One In Five for Sunday 6 July 2014
Ben giving a toast and acting at the Pact X-Factor competition
One in Five visits a Caversham flat to catch its five busy inhabitants before they head off to their South Dunedin campus. Like most flatmates they take turns cooking, doing the chores and they often hang out with each other. But each has an intellectual disability and their living arrangements and campus day programme have been desiged by the Otago-based organisation, Pact, to offer a better quality of life.
7:45am in a student flat in Dunedin. And its all go! There are five flatmates: Ben's still getting his shoes on, Stu wants to watch TV, John's ready but can't find his lunch, Tereena's going to spend the morning listening to music and Gabe seems to be the only one eating breakfast. So far, so ordinary. And for these flatmates, all of whom have an intellectual disability, it’s a welcome taste of independence.
The flat is owned by Pact, an Otago-based organisation that supports people who have intellectual disabilities or are recovering from a mental illness. But the flatmates pay the rent themselves using part of their invalids benefits and they also carry out many of the domestic chores, with a bit of help from Pact employees.
Left: Ben, studies at the Armitage and ultimately hopes to become a paramedic, Right: Rowallan, a regular at the Armitage
Mucking in Together
A support worker, Rebecca Miller, says Ben and Gabe have lists of chores in their bedrooms which include cleaning and wiping surfaces, doing dishes and folding washing, while the others help out as necessary. "Yep, Tereena will hold onto the vacuum cleaner hose, so they all do their own wee thing." Tereena does not verbalise but claps once for yes and twice for no to indicate her preferences."
Meanwhile John communicates using Makaton, a form of sign language that he has adapted himself and which everyone has come to understand.
Rebecca Miller says that's always one of the first things for new staff to learn. "So you know, you're not just assuming he's signing one thing and saying "Oh, yeah, that means that." Staff share that knowledge for the sake of John so he's not getting misinterpreted."

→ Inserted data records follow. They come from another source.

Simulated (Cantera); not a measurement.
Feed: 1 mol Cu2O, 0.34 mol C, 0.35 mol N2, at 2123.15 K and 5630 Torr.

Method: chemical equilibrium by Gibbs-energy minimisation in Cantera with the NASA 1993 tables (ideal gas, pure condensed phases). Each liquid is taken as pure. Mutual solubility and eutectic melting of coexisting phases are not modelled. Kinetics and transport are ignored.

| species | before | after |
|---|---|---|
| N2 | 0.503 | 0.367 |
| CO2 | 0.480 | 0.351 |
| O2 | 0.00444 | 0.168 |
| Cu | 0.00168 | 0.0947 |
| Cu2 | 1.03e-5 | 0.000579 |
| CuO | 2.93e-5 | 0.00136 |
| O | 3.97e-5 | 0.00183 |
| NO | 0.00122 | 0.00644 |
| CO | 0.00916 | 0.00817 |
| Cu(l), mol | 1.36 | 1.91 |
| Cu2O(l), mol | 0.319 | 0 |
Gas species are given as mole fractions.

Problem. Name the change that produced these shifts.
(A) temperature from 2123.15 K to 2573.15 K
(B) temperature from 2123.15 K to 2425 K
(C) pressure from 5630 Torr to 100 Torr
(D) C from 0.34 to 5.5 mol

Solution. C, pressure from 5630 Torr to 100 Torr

Domestic life appears harmonious with the flatmates saying they often hang out and watch TV together or go for drives.
Rebecca Miller says the focus is on encouraging independence and giving the flatmates new choices, such as what they'd like to eat rather than simply presenting them with a menu. "Being able to say, 'Well, actually, I don't like that, but I would like to try this and I've tried it but I don't like it.' That's OK 'cos that's how we learn. Everyone learns by trial and error."
Pact's Chief Executive, Louise Carr, says the philosophy of independence extends to the day programmes and many of the people Pact supports also attend its Armitage Campus in South Dunedin. She says these days many young people with intellectual disabilities have never lived in institutions and come out of school with a real desire to be part of the community and to enjoy the same things other young people would. She says the day campus offers them an opportunity for life-long learning as well as social contacts. "Most of them want friends, some of them would love to have a relationship, a romantic relationship. They want somewhere nice to live and they want something that they really want to do."